The setting is the rugged wilds of Montana (even though the movie was shot in New Zealand).
The characters are kitted out in chaps and cowboy hats.
Beyond these colorful props lies a dark, claustrophobic psychodrama. The tale unfolds as a classic, existentialist western in which life on the frontier drives its characters to the extremities of spiritual desolation.
The Power of the Dog is a slow-building tragedy driven by an evocative score by Jonny Greenwood.
Ambiguity
There’s a side to this story that defies any easy resolution.

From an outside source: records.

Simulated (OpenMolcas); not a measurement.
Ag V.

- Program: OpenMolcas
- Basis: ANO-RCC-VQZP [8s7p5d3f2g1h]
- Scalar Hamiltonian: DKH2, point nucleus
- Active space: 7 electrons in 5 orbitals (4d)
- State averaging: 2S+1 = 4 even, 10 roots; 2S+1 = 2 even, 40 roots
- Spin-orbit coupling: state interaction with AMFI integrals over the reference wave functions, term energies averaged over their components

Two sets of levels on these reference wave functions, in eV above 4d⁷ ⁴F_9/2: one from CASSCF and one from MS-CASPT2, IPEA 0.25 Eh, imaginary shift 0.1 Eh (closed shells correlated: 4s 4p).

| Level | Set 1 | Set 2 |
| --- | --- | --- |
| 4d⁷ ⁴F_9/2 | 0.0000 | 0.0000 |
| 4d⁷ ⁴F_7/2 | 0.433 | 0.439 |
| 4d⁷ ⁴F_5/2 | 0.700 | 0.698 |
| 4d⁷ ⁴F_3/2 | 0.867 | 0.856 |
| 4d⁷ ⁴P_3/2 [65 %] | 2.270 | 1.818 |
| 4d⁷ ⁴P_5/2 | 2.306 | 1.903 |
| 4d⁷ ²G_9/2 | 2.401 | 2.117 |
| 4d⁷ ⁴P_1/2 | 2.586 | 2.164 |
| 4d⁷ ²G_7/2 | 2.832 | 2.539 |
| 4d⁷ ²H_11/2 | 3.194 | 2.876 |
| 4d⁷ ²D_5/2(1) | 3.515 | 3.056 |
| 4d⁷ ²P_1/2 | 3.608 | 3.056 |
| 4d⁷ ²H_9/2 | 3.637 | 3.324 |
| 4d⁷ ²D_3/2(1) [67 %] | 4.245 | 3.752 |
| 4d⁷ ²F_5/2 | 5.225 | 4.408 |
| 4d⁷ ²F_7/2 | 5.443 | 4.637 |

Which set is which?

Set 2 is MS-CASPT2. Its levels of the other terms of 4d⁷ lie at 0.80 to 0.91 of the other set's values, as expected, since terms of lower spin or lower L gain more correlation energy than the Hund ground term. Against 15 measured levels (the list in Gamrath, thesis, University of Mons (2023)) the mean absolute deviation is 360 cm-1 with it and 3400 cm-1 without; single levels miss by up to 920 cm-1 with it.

A Big Sky Western like no other, it is an adaptation of the 1967 Thomas Savage novel of the same name. (Savage was a closeted or latent homosexual).
A transfixing Benedict Cumberbatch, in the most fully realized performance of his career, plays the rugged Montana cattle rancher Phil Burbank and Jesse Plemons as his gentlemanly brother George.
George upsets the loose the household’s equilibrium when he brings home his fragile wife Rose, played with aching delicacy by Kirsten Dunst.
Queer Revenge Thriller
Rose becomes the prey in Phil’s cruel games, but her sensitive beanpole son Peter, in a knockout performance from Kodi Smit-McPhee, defies expectations by shifting the power balance, turning the chamber drama into a startling queer revenge thriller.